The 'big five' insolvency issues for 2013

Download: 2013 PUB BC The 'big five' insolvency issues for 2013.pdf

Several issues of far-reaching significance in the world of restructuring and insolvency will be decided by the courts, and by Parliament, this year.

Some have yet to surface but others are already in the pipeline.

We look at what we consider to be the "top five".

Litigation funding

The Supreme Court will be asked to determine the appropriate level of disclosure in cases involving litigation funders. Last year, the Court of Appeal held that key details of litigation funding agreements (LFAs) should be released to the other party, as well as to the court.1 Chapman Tripp's earlier commentary on the Court's decision is available here.

Until recently, litigation funding was prohibited as it affronted the antiquated torts of maintenance (assisting a party to sue) and champerty (taking part of the proceeds of the litigation). However, more recently the Commonwealth courts have accepted that access to justice for the public2 should trump such concerns: pennilessness should not disqualify litigants from bringing justified claims.

At this fledgling stage in New Zealand, there is debate around how LFAs should operate and how should they be controlled.

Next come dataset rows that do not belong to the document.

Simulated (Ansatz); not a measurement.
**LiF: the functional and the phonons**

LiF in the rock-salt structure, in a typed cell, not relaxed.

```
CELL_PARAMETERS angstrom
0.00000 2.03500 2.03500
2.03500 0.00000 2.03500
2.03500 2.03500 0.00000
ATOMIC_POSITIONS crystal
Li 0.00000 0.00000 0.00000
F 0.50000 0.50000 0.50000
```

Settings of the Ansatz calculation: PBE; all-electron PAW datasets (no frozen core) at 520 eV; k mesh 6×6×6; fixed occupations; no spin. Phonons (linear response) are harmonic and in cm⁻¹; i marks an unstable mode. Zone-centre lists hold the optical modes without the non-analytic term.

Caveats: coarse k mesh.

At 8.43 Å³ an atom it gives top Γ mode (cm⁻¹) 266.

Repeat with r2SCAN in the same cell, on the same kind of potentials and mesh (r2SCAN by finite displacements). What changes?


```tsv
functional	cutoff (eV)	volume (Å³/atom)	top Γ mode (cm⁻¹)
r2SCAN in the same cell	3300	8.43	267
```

An unregulated litigation funding market could leave litigants exposed to an impecunious or ruthless funder. There is also a risk that LFAs could assist parties to bring claims without merit in the hope of bullying a defendant into settlement. Many funders are based offshore and are therefore outside the reach of the New Zealand courts. On the other hand, over-regulation may impede potential litigants' access to justice.

The Court of Appeal hesitated to intrude on the funded party's LFA, but nevertheless recognised that some scrutiny was necessary to safeguard the process. The question was the proper extent to which the other (non-funded) party should be informed of the terms of the LFA.

Because of the strategic advantage that such information could provide, the Court ultimately required disclosure of only a few key details, namely:

the identity and location of the litigation funder the funder's financial viability the law governing the LFA and which courts have jurisdiction, and the terms on which the funding can be withdrawn and the consequences of a withdrawal of funding. The Supreme Court has granted leave for the funded party to appeal.

New Australian legislation3 effectively exempts litigation funding from all forms of regulation, save for a requirement adequately to manage potential conflicts of interest.

Will our Supreme Court be persuaded by the Australian approach, or will it be more cautious and maintain a level of supervision?